Market Quote: Canada Stocks, Emerging Markets, U.S. Treasury Auction
Author: The editor's desk
November 3, 2023
Members of AGF’s Investment Management Team weigh in on the week that was in global financial markets.
The S&P/TSX Composite Index climbed significantly this week and registered its best one-day move of 2023 by rising more than 2.5% on Thursday alone.
Interest rate-sensitive sectors, including Utilities and Telecommunications, and long-duration assets found in sectors such as Information Technology have been hit hard by the move up in yields over the past nine months, but rallied sharply on the expectation that the U.S. Federal Reserve (Fed) and the Bank of Canada are finished their rate hiking cycle. Both North American central banks have indicated they are seeing tighter financial conditions, and the effects of tighter monetary policy have yet to be fully felt in the economy.

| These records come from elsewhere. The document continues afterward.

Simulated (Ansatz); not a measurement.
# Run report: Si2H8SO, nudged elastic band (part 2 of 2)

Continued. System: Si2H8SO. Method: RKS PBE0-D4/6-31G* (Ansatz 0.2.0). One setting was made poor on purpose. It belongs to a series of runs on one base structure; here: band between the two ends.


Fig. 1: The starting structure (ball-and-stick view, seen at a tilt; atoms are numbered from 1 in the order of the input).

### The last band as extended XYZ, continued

We continue to expect elevated levels of volatility into year-end, with the typical pattern of seasonal strength into early January.
It was another busy week for fixed income investors, highlighted by the Fed’s latest – and much awaited – interest rate decision and details of the U.S. Treasury Department’s quarterly refunding auctions. Over the past few months, much focus has been on the Treasury’s funding plan amid a widening fiscal deficit and the recent downgrade of the U.S Federal Government by Fitch, the rating agency.
The last time the Treasury announced the breakdown of its funding needs, it resulted in a sell-off of U.S. government bonds and a significant increase in rates at the long-end of the yield curve. In contrast, this week’s announcement came as a positive surprise after the Treasury said it will sell US$112 billion of longer-term securities, less than the US$114 billion expected by the market; however, we believe the market should remain cautious as the U.S. Treasury likely only postponed its plan to increase the supply of long-term bonds over time.
This week’s relief rally in emerging markets (EM) followed the Fed’s decision to keep interest rates unchanged in the United States on Wednesday. Hints that the central bank is edging closer to the end of its rate-hiking cycle led growth stocks in the developing world to outperform their value counterparts, while the benchmark MSCI Emerging Markets Index jumped 1.7% on Thursday, its best trading session since late July.
While the EM Index is still slightly in negative territory for the year, a weaker U.S. dollar and retreat in U.S. yields also improved the backdrop for EM stocks this week, as developing currencies climbed higher too.